Of all the cities we’ve visited so far, Kyoto probably ranks in my top five owing to its oodles of history, culture, cuisine, and its regular juxtapositions of antiquated and modern, formal and familiar. The city somehow feels small and inviting even if it’s quite large. There’s something new to explore around every corner, and a week here would be the bare minimum to get through the major sights.

We stayed near Kyoto Station, a good home base and an ideal place for shopping and restaurants. The station’s food courts are full of displays that are so realistic they border on disconcerting.

For example, can you tell which of these photos shows the real meal, and which one is fake?

Food Display
One of these was delicious...
Food Display
...and one of them was plastic.

Outside the station is Kyoto Tower, the city’s highest building and a modern anomaly among the many ancient temples and shrines of Kyoto.

Kyoto Tower
Kyoto Tower at night

If you watch Anthony Bourdain’s travel shows as much as we do, you may have noticed that he sometimes “happens” to be in town for a major festival or holiday – as though the producers and writers didn’t plan it that way (you aren’t fooling anyone with that, Tony!). But we really did just happen to be in Kyoto for Gion Matsuri, an annual festival that emerged in the ninth century as a purification ritual to appease the gods and persuade them to stop meting out fires, floods and earthquakes.

Crowds at Gion Matsuri

Today celebrations last for the entire month of July and include art performances, the opening of traditional Japanese homes to the public, food, crafts, and parades with huge, elaborate floats.
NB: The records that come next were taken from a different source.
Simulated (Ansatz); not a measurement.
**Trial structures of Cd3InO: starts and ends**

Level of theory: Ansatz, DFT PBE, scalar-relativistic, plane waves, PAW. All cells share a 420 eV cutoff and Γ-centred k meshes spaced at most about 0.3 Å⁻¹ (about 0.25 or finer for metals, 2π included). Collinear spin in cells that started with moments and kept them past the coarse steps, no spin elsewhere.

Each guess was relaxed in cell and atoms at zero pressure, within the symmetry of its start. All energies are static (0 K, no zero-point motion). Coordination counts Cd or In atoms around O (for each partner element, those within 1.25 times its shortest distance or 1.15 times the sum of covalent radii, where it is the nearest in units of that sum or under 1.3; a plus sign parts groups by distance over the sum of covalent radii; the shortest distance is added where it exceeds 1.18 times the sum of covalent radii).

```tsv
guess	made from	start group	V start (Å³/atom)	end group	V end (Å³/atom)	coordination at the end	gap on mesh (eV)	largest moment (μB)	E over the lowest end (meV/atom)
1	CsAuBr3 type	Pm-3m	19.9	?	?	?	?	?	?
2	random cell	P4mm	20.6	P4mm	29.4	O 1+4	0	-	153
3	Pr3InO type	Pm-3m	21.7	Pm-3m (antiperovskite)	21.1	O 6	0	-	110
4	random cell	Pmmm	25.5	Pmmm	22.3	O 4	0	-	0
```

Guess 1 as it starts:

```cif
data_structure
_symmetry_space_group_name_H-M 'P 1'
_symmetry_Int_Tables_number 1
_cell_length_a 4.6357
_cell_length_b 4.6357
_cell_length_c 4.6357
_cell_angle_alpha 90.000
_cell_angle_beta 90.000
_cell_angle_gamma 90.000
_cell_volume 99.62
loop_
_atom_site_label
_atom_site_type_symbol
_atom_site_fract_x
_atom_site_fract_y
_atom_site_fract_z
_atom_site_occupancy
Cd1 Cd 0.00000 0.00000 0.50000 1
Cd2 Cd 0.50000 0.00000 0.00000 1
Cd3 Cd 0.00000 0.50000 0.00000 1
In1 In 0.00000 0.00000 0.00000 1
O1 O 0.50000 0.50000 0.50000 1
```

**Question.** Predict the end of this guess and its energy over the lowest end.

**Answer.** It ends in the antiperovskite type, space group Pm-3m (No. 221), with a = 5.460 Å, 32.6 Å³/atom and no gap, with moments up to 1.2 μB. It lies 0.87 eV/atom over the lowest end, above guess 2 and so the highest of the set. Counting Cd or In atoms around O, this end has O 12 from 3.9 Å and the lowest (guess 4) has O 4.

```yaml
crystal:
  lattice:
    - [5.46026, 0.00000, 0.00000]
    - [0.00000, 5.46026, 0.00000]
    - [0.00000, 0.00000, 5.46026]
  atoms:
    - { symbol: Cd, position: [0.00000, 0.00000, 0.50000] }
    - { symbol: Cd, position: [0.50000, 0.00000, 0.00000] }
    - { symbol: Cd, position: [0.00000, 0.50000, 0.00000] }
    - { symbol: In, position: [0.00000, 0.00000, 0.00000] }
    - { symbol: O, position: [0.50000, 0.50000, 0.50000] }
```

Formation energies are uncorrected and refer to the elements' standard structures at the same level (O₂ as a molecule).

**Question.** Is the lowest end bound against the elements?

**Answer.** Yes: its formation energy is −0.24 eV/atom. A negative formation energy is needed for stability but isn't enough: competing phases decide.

Geisha performing at the festival

If you get the chance, it’s a great time to experience some of the city’s cultural ambiance – even if being there during that time means that the streets are crowded and prices are somewhat inflated. Everyone dresses up, and the whole city comes alive with celebration.

Dressed up in yukata, summer kimonos

Even arcade-goers dress for the occasion.

Gion Arcade
Don't let the formal dress fool you, they're still packing.

The rest of Kyoto’s sights are so splendid that, well, I’ll just show you photos instead of boring you with too many details.

Bamboo Forest
Strolling through the Bamboo Forest
Bamboo Forest
Did you know that bamboo is the tallest grass in the world?
Bamboo Forest Shrine
Prayers at a nearby shrine
Fushimi Inari-taisha, a Shinto shrine near Kyoto
The first tori gates were built here in the 8th century.
The Ginkaku-ji (Silver Pavilion) Zen temple
Plans to cover it in silver foil fell through, but the name stuck.
The Kinkaku-ji (Golden Pavilion), also a Zen temple.

Oh, yeah – don’t forget about Nara, Japan’s ancient capital. It’s an easy day trip from Kyoto, but we’d recommend staying for a few days to see everything in this great little town.

Todai-ji Buddhist Temple - the world's largest wooden structure up until 1998.
It's home to Japan's biggest Buddha.
Nara Deer
Nara's wild deer aren't afraid to head-butt you for biscuits.
Nara Lanterns
Lanterns at a Nara shrine.

Thus concludes our visit to Kyoto and Nara. Not to be missed if you visit Japan!